I seem to be missing something when attempting to use NVBLAS with the Intel Fortran compilers.
I appear to be linking and using nvblas.conf correctly as I see feedback from the initialization of NVBLAS at runtime. However, NVBLAS does not seem to be intercepting the calls to DGEMM as only the CPU implementation is executed. This is despite using:
NVBLAS_CPU_RATIO_CGEMM 0.0
in nvblas.conf (or removing it entirely).
If I disable access to the CPU BLAS implementation by removing:
NVBLAS_CPU_BLAS_LIB /ccc/home/wilkinson/EMPIRE-2064/src/dynamiclibs/libmkl_rt.so
the program crashes at runtime, as I would expect.

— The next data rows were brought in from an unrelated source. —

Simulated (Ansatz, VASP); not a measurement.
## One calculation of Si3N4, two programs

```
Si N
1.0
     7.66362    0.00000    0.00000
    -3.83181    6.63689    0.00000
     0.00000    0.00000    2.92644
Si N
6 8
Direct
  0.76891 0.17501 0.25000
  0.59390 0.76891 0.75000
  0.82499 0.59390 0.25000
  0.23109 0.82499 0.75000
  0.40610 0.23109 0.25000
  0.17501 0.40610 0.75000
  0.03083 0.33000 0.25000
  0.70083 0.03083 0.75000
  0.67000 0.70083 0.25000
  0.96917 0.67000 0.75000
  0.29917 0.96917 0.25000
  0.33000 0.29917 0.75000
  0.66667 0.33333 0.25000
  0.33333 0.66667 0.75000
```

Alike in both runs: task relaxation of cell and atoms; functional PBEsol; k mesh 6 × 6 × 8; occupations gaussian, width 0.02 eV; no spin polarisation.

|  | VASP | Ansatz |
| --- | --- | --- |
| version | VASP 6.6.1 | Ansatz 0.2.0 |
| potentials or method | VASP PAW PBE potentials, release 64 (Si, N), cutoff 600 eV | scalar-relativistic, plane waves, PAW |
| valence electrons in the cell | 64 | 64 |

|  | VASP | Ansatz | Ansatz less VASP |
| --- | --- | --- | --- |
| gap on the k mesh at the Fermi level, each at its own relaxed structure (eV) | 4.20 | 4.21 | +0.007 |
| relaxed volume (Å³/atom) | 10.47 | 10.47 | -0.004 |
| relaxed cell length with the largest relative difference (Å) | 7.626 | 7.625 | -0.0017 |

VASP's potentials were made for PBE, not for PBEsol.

The compiler options I am currently using are shown below, I have also tried manually linking MKL, but with the same results.
# Compiler options
FFLAGS=-O3 -axAVX,SSE4.2 -msse3 -align array32byte -fpe1 -fno-alias -openmp -mkl=parallel -heap-arrays 32
# Linker options
LDFLAGS= -L/ccc/home/wilkinson/EMPIRE-2064/src/dynamiclibs -lnvblas
# List of libraries used
LIBS= -L/ccc/home/wilkinson/EMPIRE-2064/src/dynamiclibs -lnvblas
An example of a call to DGEMM is as follows:
call dgemm('N','T',nCols2,nCols1,nOcc(s),2.0d0/dble(nSpins),C2,nRowsP,C(:,:,s),nRowsP,0.0d0,P(i21,i11,s),nOrbsP)
Unfortunately I am currently limited to using the Intel compilers but that restriction will be lifted shortly (at which point I will use CUDA Fortran to optimize data movement).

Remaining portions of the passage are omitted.